## Read in file (text format)

In [None]:
with open("litigation.txt", "r") as f:
    raw_text_lines = f.readlines()

In [None]:
raw_text_lines[:200]

Because this data is not yet disambiguated, the first step is to always cut down what you're working with into separate documents. To figure out how to best do this, try to find distinct patterns in the transitions between cases. When you're reading through it as a human, what tells you that this is the beginning of a new case? In data wrangling there is no one right answer!

## Parse out separate cases

Two features stuck me immediately: 1) The header is always centered, 2) it ends with a date, maybe more than one, but at least one.

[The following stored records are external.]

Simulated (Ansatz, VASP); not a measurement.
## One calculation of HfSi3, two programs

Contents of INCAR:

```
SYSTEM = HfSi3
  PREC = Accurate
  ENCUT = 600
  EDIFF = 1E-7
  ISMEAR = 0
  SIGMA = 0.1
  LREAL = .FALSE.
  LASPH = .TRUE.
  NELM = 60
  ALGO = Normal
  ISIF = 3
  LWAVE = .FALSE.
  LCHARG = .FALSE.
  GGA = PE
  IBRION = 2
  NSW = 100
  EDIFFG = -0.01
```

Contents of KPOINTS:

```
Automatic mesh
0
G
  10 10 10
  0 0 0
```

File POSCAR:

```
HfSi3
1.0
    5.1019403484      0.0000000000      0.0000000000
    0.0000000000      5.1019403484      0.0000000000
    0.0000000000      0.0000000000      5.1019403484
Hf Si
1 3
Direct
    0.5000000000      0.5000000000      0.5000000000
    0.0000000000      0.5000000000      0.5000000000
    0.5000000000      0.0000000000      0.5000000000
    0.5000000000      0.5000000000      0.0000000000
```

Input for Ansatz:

I'm going to first write a regex to match these dates:

In [None]:
import re
date_re = re.compile(r"(January|February|March|April|May|June|July|August|September|October|November|December)\s[1-3]?[0-9]+,\s[0-9]+")

Now I iterate through the lines of the file searching for centered text. To check that this is a header, I look to make sure it begins in capital letters. The end of the header is marked with the date. I use the `binary` variable to turn on and off my collection of text.

In [None]:
# to collect strings
all_headers = []
body_indices = []

# to form sub strings
header = ""
binary = 0
start = 0
for i, l in enumerate(raw_text_lines):
    if l.startswith("        "):
        if binary == 0:
            if l.strip()[:2].isupper() and l.strip()[:2].isalpha():
                binary = 1
                body_indices.append((start, i))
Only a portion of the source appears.